Friday, August 20, 2004

CHEERS, and yet another story of wine pretensions

In bits and pieces it seems that wineries are cutting through the old strictures of marketing wine and putting together fun and appealing products. There is hope.

CHEERS to Neibaum-Coppola with the introduction of their 'Sophia Mini' (
www.sophiamini.com). Putting their sparkling wine, Sophia - Blanc de Blanc, in a neat little red aluminum can. And they did their research well; they are targeting younger affluent drinkers. The creativity and aggressiveness of this should be lauded.

CHEERS to R.H. Philips and their new Chard bottle. New bottle has a nice sleek shape and a screw top that doesn't look like a screw top (see
http://www.corkamnesty.com/). And what's great is that this sophisticated packaging comes in at around $7 at Trader Joes. Well done.

This brings me to this short tale of pretention. I was at a wine shop/bar a few months back and a discussion of wine closures was going on next to me. It was interesting hearing wine drinkers reveal their pretentious distain for non cork closures. The discussion was bereft of facts and dripping with a myriad of traditional wine drinker pretensions.

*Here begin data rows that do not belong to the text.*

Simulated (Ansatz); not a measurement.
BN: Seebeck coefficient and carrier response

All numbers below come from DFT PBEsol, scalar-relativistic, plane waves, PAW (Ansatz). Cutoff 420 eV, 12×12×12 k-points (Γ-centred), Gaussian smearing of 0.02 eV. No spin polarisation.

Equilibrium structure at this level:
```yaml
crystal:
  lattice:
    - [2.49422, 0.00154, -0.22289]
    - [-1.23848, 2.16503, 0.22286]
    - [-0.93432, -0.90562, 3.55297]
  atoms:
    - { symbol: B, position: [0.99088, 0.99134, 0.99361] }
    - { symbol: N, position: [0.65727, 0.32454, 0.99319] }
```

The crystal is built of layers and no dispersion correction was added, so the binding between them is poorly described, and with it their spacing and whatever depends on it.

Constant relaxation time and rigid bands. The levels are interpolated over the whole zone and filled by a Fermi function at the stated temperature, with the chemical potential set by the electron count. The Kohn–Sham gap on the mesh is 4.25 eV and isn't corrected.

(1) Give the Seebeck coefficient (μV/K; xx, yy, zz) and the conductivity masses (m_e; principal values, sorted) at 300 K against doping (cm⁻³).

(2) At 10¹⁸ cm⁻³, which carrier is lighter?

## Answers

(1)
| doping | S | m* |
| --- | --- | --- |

I kept silent until I heard the woman next to me, who had a glass of LD (late disgorged) sparkling wine, say that at least wineries weren't using bottle caps. At this point I joined the conversation and asked the woman if she detected any bottle cap aromas or flavors from her sparkling wine. She said of course not, this was methode champenoise sparkling wine. I told her I understood, and repeated the question. At this point I had everyone's attention because they thought I had made a horrible blunder in wine knowledge. Before she could respond, I pointed out that secondary fermentation takes place in the bottle, secured with a BOTTLE CAP. I went on to point out that because her sparkling wine was late disgorged, the wine 'sat' on a bottle cap for YEARS. Then I repeated my question to her, did she taste anything synthetic or 'bottle cappy' in the sparkling wine? She said no.


So bottle caps are evil, wine should never be stored with a bottle cap, a bottle cap would ruin the wine, wine is sacred, a bottle cap smacks of haste and industrial efficiency. So go dump out your methode champenoise sparkling because its surely been affected by the evils of the most vile of synthetic closures. The BOTTLE CAP.